Month: October 2013
Every woman needs one good heartbreak in her lifetime. Yes she does! I choose to call it the Golden Heartbreak.
Remember your first love? You were a teenager, weren’t you? How did he make you feel? You would give anything to be with him every waking minute? You sneaked around when your parents weren’t looking? You lied to your mother; that you were visiting girlfriends? Going for a sleepover ‘kwa kina Shiro’ only to hook up with Njoro their neighbor? You grabbed any chance you got to gaze into his eyes and whisper sweet nothings to each other?

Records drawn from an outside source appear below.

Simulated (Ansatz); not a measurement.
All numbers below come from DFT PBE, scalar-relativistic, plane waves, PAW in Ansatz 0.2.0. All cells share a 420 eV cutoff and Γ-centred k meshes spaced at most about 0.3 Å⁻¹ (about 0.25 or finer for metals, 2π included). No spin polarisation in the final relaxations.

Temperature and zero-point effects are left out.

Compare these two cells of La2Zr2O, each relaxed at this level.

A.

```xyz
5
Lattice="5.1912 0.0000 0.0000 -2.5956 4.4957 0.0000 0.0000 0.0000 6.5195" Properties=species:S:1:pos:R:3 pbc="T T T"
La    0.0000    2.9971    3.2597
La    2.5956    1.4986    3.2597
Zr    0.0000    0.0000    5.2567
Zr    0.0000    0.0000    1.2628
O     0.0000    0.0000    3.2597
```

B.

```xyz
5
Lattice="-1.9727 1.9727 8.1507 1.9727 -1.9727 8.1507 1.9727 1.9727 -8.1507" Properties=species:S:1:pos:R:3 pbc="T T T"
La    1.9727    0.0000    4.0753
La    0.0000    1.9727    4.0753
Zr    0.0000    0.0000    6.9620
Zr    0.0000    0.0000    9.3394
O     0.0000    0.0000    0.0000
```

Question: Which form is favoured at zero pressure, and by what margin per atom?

You got lost in him, didn’t you? You felt alive for the first time? All your senses tingled to his touch? You were stupefied by the chemistry between you when your fingers touched ? Even before your relationship could proceed to first base? And you wanted more? Second base and beyond? You were under his spell? He was great! He was adorable! And he loved you with all his heart? And you with all of yours? Haaaaa…… Love! *SIGH*
So deep in love were you that you believed he was capable of no wrong, much less, of doing you wrong. He loved you, he would therefore never hurt you. Nobody could love you the way he did. When your mother said to be careful with boys, you were convinced that she did not have him in mind when she issued the caveat. She did not know this particular boy. If she knew him, she wouldn’t ask you to stay away from him. He was sweet. He was different. When your friends shared their experiences on how they’d been disappointed in love, you vouched for your love. He was not like the others.
Who could blame you? Who when love causes a woman to blossom?The care, the honey-sweet words, the praise, the admiration, the tender touch. Who would dare blame you when he made your heart sing? When he was the reason behind your smile and the spring in your step? You were in cloud nine, weren’t you? You believed with every fibre of your being that he was the one? The only one? You were justified then to believe that you were the only one for him too? How could you not when he made you feel so special?
You forgot who you were. You only saw who you were to him, with him and in him. You did not need anyone or anything else. Your very own Alejandro. A-ha! Your Mexican soap came to life. You were in love. Truly. Madly. Deeply.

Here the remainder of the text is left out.